Learn how to sew bias binding around curves in this step by step video and article.
Hey ya’ll, today we’re going to talk about how to sew bias tape on curves. While I have a very detailed post on bias tape here, I realized it doesn’t specifically address this issue in it. So I’ll include this information in that post as well as here in a standalone post so the information is easy to find.
I love to use bias tape to finish necklines, but if you’re a beginner it can be tricky to do this AND get the binding to lay flat. So if you’re new to this technique, you might end up with a neckline like the one below, where no matter what you do the bias tape stands away from the body. How frustrating!
Why Bias Tape Doesn’t Lay Flat on a Neckline or Armhole
In order to understand why this happens, we need to know what fabric grainline is. Note that this applies to woven fabrics, knit fabrics are a whole different ball game due to different construction. See more about how knit fabrics are made in this post.
Machines or people weave threads over and under each other perpendicularly to create woven fabric. The long warp threads on the loom are the straight grain, the shorter weft threads that go side to side make up the cross grain, and if you rotate at a 45-degree angle that is the bias grain.
Even woven, non-stretch fabric has a little bit of stretch or give along the bias grain. Loosely woven fabrics and fabrics made from thinner threads stretch more, tightly woven ones and fabrics made from thicker threads stretch less.
That element of stretch is why the bias tape might not lay flat if you’re not careful. In addition, parts of the neckline are also cut on the bias grain of the fabric, as shown below.
Even if you stay stitch your neckline, it is very, very easy to stretch the bias tape as you sew it around the neckline curve. That stretching can make it not lay flat. So how do you counteract this? Luckily, there is one pretty easy thing to do.
The Trick to Flat Binding on Curves
You can watch the video tutorial below or on YouTube here to see how I apply bias tape on curves. If you prefer written instructions, scroll below the video. The best trick I’ve found is to pre-steam the bias tape into the shape of the curve, as you’ll see.
How to Sew Bias Tape on a Curve
I steam my bias tape into shape using glass head pins and my iron on the steam setting. This works for both single fold bias tape and double fold bias tape. The video above and the image below show double fold bias tape.
For best results, you need to do this with the bias tape laying as it will on the finished item. Above you can see that the two folds face away from the raw edges of the neckline, just as they will once this is sewn. The shorter folded side of the tape is on top and the fabric is right side up. The longer edge is on bottom. This way the topstitching will catch that longer fold on the wrong side of the fabric.

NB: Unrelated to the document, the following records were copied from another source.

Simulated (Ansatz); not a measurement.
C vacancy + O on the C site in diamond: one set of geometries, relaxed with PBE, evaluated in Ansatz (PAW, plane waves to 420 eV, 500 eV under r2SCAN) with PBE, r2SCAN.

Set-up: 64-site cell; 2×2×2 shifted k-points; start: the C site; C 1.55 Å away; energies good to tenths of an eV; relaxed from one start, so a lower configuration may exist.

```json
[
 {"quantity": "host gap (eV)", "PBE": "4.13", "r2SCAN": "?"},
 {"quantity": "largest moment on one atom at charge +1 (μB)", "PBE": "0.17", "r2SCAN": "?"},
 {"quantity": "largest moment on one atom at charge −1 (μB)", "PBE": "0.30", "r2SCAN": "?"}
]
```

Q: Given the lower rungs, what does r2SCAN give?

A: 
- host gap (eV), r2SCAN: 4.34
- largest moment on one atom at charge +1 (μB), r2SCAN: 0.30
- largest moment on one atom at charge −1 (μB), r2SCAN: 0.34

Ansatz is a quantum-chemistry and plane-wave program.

If you are using single fold bias tape, you need to do this with the right side of the tape facing up on the side of the fabric where it will end up. And the folded edge of the tape needs to be the width of the fold away from the raw edge of the fabric. As you can see in this post, single fold bias tape can finish to either the inside or the outside of the garment. In the image below, the bias tape is on the wrong side of the fabric as it will be finished to the inside.
After you press the tape into the shape of the curve, then you’ll carefully unpin and unfold the tape. You’ll line up the raw edge of the tape with the raw edge of the fabric. Then you’ll carefully stitch in the crease of the first fold closest to the edge of the curve.
After stitching and removing the pins, you’ll fold the bias tape on the fold line and pin. You may want to press the tape again at this point and check for any wrinkles in the seams. It is much easier to seam rip if needed at this point than later.
Topstitch to secure the other side. Make sure to choose thread that coordinates with the bias tape. You can place your needle right next to the seam allowance. Alternatively, you can pin carefully and stitch in the ditch with double fold tape.
When you’d done, you should have a nice, flat curve on your neckline, as shown below.